Chip Emery's World is Round

Testing, Testing

In the world of MTS, two of the most important words are “force” and “control.”

Start with force. “Every machine we make essentially applies a force and/or a torque to a product made by one of our customers to determine how strong it is or how long it will last,” says Dennis Harvey, a mechanical engineering manager who has been with MTS for 27 years. “Then we measure and adjust, measure and adjust, from 1,000 to 5,000 times a second.”

A tour of MTS’s 420,000-square-foot Eden Prairie facility gives visitors a behind-the-curtain glimpse into the inner workings of products we tend to take for granted. In one section of a Home Depot–sized warehouse, car tires are thrust inside big steel donuts whose specially designed inner walls test tread durability and steering response. In another, a computer simulator mimics the forces and temperatures inside a jet engine that affect the material construction and attachment of rotor blades. MTS doesn’t do the actual testing of these products—it makes the testing machines that it ships to customers’ testing labs. In this facility, it’s testing its testing equipment.

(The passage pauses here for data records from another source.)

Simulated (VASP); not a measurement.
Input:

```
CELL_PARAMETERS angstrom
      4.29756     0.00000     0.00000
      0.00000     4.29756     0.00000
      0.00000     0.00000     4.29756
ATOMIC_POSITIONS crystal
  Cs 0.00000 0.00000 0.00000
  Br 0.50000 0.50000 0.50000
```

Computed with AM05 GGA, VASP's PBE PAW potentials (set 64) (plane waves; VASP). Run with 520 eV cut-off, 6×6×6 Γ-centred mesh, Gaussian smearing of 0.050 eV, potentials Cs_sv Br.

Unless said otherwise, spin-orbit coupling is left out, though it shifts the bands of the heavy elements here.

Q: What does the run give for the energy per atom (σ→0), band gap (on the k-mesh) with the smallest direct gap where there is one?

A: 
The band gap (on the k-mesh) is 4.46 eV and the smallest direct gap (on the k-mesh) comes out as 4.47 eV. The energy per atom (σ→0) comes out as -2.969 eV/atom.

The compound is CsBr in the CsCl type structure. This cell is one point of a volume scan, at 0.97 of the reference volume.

Elsewhere at the plant, upon a wood platform hoisted 10 feet in the air, sits a treadmill used for testing Formula One and NASCAR racecars. Separate readings under each wheel and the body record wind speed and drag conditions as the track simulates a race. MTS’s treadmills cost millions of dollars but make up a small percentage of the total cost of a wind-tunnel testing system, Harvey says. The treadmills improve the accuracy of the wind resistance measurement in a wind tunnel.

These machines and many others make up a portion of MTS’s test-products segment, which comprises about 85 percent of the company’s total revenues and employs about 900 people—about 300 of them engineers—in Minnesota. (Globally, the market for testing machines generates $1.6 billion and grows at a rate of about 4 percent annually.) Its customers are manufacturers of aerospace equipment and ground vehicles and their suppliers, as well as road and building construction companies, plastic-product makers, and developers and manufacturers of orthopedic joints.

Some of MTS’s testing systems are so large that they must be built on site. Case in point: a blast-simulator system built in 2005 at the University of California–San Diego to test the effects of bombs on buildings and bridges. The company has also built earthquake simulators large enough to shake a full-scale multistory building. In 2004, MTS completed a $3.5 million seismic test machine at the University of Minnesota. The machine was paid for by an $81 million appropriation from the federal government, which has commissioned 15 earthquake research labs at universities around the country.

“In my mind, no one else could have built it,” says Carol Shield, a professor of civil engineering at the U of M, who worked with MTS engineers to adapt the company’s seismic testing machines to work in new ways. The machine at the university’s lab is the only one in the country that can test the movement of large-scale buildings in many different directions. “An earthquake moves back and forth and twists and bends buildings,” Shield says. Before the construction of the MTS machine, “you could only shake a building laterally. We can put much more realistic loads on our specimens.”

While testing equipment makes up MTS’s largest business, its sensors segment is its fastest growing, at 10 to 15 percent annually. This is the “control” part of the business. The segment began in 1984, when MTS acquired Temposonics, a New York sensor manufacturer. The sensors (most of which have kept the Temposonics brand name) use a magnetic force called magnetostriction to measure linear position or liquid levels. The momentary interaction of an electrical and magnetic field inside and outside the sensor tube produces a pulse that travels at sonic speed to the head of the sensor. This gives a very precise measurement of the level of a liquid or the linear position of a component. Unlike other methods of measurement, magnetostriction is not affected by heat, cold, or the movement of air or water currents, and the sensors aren’t prone to mechanical wear or breakdown, since they have no moving parts.